Add tool to scan and import filesystem metadata into the database (!136) · Merge requests · GitLab.org / container-registry

João Pereira requested to merge db-populate-command into database Apr 07, 2020

Context

This MR resolves #56 (closed). It adds a tool to populate the registry metadata database by scanning the repository filesystem and importing the relevant metadata.

Solution

This MR introduces a new database sub command for the registry binary, named import:

 $ registry database import --help
Import filesystem metadata into the database. This should only be used for an initial one-off
migration, starting with an empty database. Dangling blobs are not imported, only referenced 
ones. This tool is not concurrency safe.

Usage: 
  registry database import [flags]
Flags:
  -d, --dry-run=false: do not commit changes to the database
  -h, --help=false: help for import

This command provides a dry run mode so that it can be tested without committing changes to the database.

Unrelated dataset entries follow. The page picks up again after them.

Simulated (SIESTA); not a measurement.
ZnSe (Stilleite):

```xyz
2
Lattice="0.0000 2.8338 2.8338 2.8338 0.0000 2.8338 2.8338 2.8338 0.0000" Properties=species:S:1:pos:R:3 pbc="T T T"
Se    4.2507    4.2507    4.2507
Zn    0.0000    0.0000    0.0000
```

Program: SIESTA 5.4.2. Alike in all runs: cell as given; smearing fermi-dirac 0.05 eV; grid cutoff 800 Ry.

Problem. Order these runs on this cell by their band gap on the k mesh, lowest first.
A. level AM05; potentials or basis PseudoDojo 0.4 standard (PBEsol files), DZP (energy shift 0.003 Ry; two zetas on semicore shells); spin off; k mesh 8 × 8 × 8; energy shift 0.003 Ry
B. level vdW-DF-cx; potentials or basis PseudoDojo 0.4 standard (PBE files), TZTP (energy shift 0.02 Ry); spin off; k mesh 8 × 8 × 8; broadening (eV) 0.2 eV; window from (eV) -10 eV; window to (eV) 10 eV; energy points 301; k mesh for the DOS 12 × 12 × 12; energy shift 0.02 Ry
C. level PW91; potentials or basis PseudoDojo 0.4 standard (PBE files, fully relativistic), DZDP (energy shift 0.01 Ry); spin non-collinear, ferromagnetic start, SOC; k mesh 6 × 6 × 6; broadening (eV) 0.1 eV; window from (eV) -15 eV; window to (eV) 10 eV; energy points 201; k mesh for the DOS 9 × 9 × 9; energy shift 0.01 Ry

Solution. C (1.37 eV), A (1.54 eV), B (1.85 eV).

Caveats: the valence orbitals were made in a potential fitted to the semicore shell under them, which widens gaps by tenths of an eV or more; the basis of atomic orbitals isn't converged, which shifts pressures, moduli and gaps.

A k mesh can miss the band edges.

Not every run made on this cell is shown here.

Limitations and Possible Improvements

Currently we're wrapping the whole import in a single transaction. This is not ideal because it means that we can't retry imports and the database transaction log will grow considerable for really large repositories, placing pressure on the system due to high I/O. This will be addressed in a separate issue (#86 (closed)).
The import isn't concurrency safe. This means that we can't walk the filesystem in parallel when scanning repositories. Mixing a concurrent storage walk with concurrent database transactions is notoriously difficult, especially as we intend to record and maintain the repositories hierarchical relationship. This will be investigated and addressed in a separate issue (#85 (closed)). The non-concurrent import is enough for our immediate needs.
The metadata about dangling blobs is not imported, only referenced ones. In future we should provide a flag to import dangling blobs as well (#87 (closed)).

Testing

The registry.datastore.Importer tool is tested using Table Driven Tests, Fixtures and Golden Files.

Fixtures

A sample repository was created in registry/datastore/testdata/fixtures/importer. This repository contains multiple repositories, created to simulate all possible scenarios, including:

docker/registry/v2/repositories/a-simple: A simple repository with only one manifest, one layer and two tags pointing to the same manifest.
docker/registry/v2/repositories/b-nested: A set of nested repositories that share some layers between them.
docker/registry/v2/repositories/c-manifest-list: A repository with platform specific manifests and an aggregating manifest list.
docker/registry/v2/repositories/d-schema1: A repository with a deprecated schema 1 manifest.
docker/registry/v2/repositories/e-helm: A repository with an Helm chart that also serves as test for OCI manifests.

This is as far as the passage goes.